Interview: Stanford GSB Dean Jon Levin

Stanford University Graduate School of Business – Ethan Baron photo

‘SOME THINGS HAVE TO CHANGE TO PREPARE STUDENTS TO BE MORE DATA LITERATE’

None of this is to say that Levin believes the MBA curriculum is perfect. He envisions important changes in how MBA curriculum has to change. “The thing about MBA education is that there are some things that have to change and are changing in to prepare students to be more data literate and to be able to help students pose hypotheses that can be answered with data,” says Levin.

“If you are going to work with engineers and data scientists, you have to be able to ask a question that you could then answer with data. What is the new business model or new opportunity that you couldn’t do before? These are all opportunities and then we get into the issues around what are the new responsibilities. Those are the hard questions, the questions that everyone in the world is struggling with. Privacy. Job automation. Income inequality. A fundamental question is will this wave of technology advance in a way that it doesn’t leave people behind?

THE LIMITS OF TECHNOLOGY

“What will the new jobs be? What type of jobs will be created? Will they be jobs that give people dignity in their work and a sufficient income? That’s one of the big questions of the next couple of decades. There will be important decisions that will get made in Washington and Beijing and other places around the world but a lot of the decisions are going to be made in the private sector. So the students we are educating today and the students we graduated recently will be making those decisions.”

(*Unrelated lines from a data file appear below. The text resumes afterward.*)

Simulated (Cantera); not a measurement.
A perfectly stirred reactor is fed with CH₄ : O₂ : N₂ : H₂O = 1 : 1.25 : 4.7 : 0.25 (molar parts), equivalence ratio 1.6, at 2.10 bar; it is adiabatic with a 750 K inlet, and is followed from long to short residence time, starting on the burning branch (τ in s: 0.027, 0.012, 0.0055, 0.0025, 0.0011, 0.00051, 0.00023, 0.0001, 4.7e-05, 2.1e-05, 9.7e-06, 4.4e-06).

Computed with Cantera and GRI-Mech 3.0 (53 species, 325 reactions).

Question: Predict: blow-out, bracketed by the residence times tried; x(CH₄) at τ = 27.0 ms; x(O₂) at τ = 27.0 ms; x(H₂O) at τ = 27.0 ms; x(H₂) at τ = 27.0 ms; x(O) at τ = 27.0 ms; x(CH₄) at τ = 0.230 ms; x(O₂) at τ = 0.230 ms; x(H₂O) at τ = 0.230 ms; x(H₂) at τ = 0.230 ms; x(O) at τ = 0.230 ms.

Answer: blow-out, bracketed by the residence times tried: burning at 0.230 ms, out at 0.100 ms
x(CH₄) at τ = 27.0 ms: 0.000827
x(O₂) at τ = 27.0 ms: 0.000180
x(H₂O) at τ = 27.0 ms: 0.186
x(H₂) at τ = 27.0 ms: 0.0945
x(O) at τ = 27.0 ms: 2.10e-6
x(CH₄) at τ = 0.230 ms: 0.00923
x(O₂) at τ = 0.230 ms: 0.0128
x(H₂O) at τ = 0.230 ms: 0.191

In terms of whether machines have a role in those decisions, he is doubtful. Levin maintains that technology has often unforeseen limitations that make judgments by thoughtful people important. “When the fires broke out in southern Los Angeles last year, they had to tell people to stop using mapping software because the maps routed people to where there was no traffic and they were routing people to places that were on fire. The point of that is that these systems which seem very smart can also be very dumb.

“There also was this interesting and troubling work that a student in our AI lab did on facial recognition. Algorithms on available data became really good at recognizing white male faces with a high degree of accuracy and not so good in recognizing the faces of women of color. No one had even noticed that when these systems were used. No one ever thought about that. The challenge is to be able to look ahead and ask what questions might this raise? That is a great challenge for our faculty and our students.”

‘WE ARE COMMITTED TO CREATING AN ENVIRONMENT THAT IS WELCOMING FOR ALL STUDENTS’

Levin shows little concern over MBA application declines or the diminished number of international applicants who have been scared away from the U.S. due to anti-immigration rhetoric or concerns over obtaining work visas. “We are trying to get great students from wherever they are from,” he says. “What we are committed to is creating an environment that is welcoming for all types of students. That is what we try to control and focus on. We want to make sure this is a place that is attractive to students from all different places and industries with different ideologies and aspirations.

“And we are going to stay committed to that even if there are fluctuations in policy and the business cycle. We are getting great applicants. We are fortunate in getting a great pool of applicants and it translates into having great students. I think the rise of alternative programs is interesting and it’s a great thing that there are more ways to get access to management education. That is really positive for the world.”

Whatever the future holds, Levin seems excited by his school’s efforts to address what he calls the fundamentally hard social problems of the day. “Having a dynamic private sector has lifted billions of people in the world out of poverty,” says Levin. “It’s extraordinary. It’s like nothing in the history of humanity in the last two centuries of economic growth. That is an amazing thing and we don’t want to lose sight of how innovation drives economic growth and that drives increases in well being. Having said that, you look at the U. S., and you have to think about people who are left behind. When you have advances in technology they broadly benefit humanity and society but how do you make sure you are creating a wide variety of jobs that insures the dignity of work and how do we sustain our workforce in productive ways.”